How will such a young cast, most focused on their studies rather than settling down to parenthood, approach the play’s central themes?
Whilst our actors’ lives have taken different paths from their characters, they are predominantly the same age. It is fascinating for us to explore the lives of young people in a different setting. Furthermore, the play’s central themes of social pressure and expectation is ageless. Most people feel the pressure of their surroundings and so actors have been able to draw on their own insecurities and uncertainty about the world they live in. Also as ambitious female students, motherhood is something which we must seriously consider in our future plans. Whilst we are currently focusing on our studies, the pressures of having a family and a success carer is ever present and pressing. The themes of motherhood, loss and societal pressure on women are as familiar to us as they are to the play’s characters and we will approach them with the truth of our own concerns.

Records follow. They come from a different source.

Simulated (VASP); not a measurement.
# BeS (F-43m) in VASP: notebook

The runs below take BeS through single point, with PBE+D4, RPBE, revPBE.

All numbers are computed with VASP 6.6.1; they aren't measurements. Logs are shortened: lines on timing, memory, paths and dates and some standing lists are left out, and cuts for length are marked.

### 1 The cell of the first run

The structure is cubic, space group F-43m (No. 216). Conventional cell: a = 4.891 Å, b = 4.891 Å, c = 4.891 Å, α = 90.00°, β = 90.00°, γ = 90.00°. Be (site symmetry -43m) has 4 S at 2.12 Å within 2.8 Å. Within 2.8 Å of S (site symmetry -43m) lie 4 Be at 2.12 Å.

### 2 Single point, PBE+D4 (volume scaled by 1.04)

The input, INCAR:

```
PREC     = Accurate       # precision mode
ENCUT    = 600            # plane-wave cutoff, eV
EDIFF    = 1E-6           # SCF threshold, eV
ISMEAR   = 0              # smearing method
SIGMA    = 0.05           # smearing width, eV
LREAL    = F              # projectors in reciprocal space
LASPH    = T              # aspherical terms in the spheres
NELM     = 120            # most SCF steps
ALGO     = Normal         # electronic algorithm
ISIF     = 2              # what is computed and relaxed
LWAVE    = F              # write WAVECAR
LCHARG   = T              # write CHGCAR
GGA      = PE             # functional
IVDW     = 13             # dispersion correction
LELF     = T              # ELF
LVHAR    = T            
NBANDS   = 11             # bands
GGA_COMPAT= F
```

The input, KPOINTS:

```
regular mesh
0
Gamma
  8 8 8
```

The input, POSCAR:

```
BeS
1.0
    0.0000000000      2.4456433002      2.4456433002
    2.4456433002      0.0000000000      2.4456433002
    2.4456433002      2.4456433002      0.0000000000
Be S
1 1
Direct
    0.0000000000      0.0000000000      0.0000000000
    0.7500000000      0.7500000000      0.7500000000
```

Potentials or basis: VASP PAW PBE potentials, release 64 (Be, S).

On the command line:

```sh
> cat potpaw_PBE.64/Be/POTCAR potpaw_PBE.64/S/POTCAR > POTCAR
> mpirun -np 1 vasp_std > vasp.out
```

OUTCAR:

This play is set in a society more claustrophobic and traditionally-orientated than our own. Will contemporary audiences relate to this writing as anything more than a historical curiosity?
The pressures on Yerma and Juan to be parents and to have a successful relationship may have become more subtle in the years between today and Lorca’s rural Spain, but these pressures very much still shape our lives today. Lorca was a modern thinker and knew that most women were not best suited to being a housewife, but the stereotypes he was fighting against in his literature are still apparent. We have chosen to stage the play in an atemporal rural setting so that audiences from around the UK will be able to draw on their own experiences and backgrounds. Audiences can look forward to seeing a magnified version of our society today, where the New Zealand Prime Minister is asked on the BBC if she would propose to a man and where our own Prime Minister’s shoes receive more attention than her policies. Motherhood and femininity is so interwoven with being a modern woman that Yerma feels as relevant now as it did in the 1930s. In our adaptation of Yerma we have focussed more on these central themes as opposed to the historicism and hope to transcend the original 1930s setting.
The production is billed as a “multi-sensory adaptation”. What can we look forward to?
You can absolutely look forward to the music. Singer-songwriter Eve Simpson is joining our cast as an actor-musician and she has set Lorca’s poems to music. Oftentimes Lorca’s poems are cut or spoken, but we have tried to remain as true to his intentions as possible by having them sung. Furthermore, to create our atemporal aesthetic, Eve Simpson and Robin Gage have drawn on musical traditions from across the British Isles and some Flamenco styles. We really are trying to create something multi-sensory, so also expect beautiful scents, visions and sounds in this production.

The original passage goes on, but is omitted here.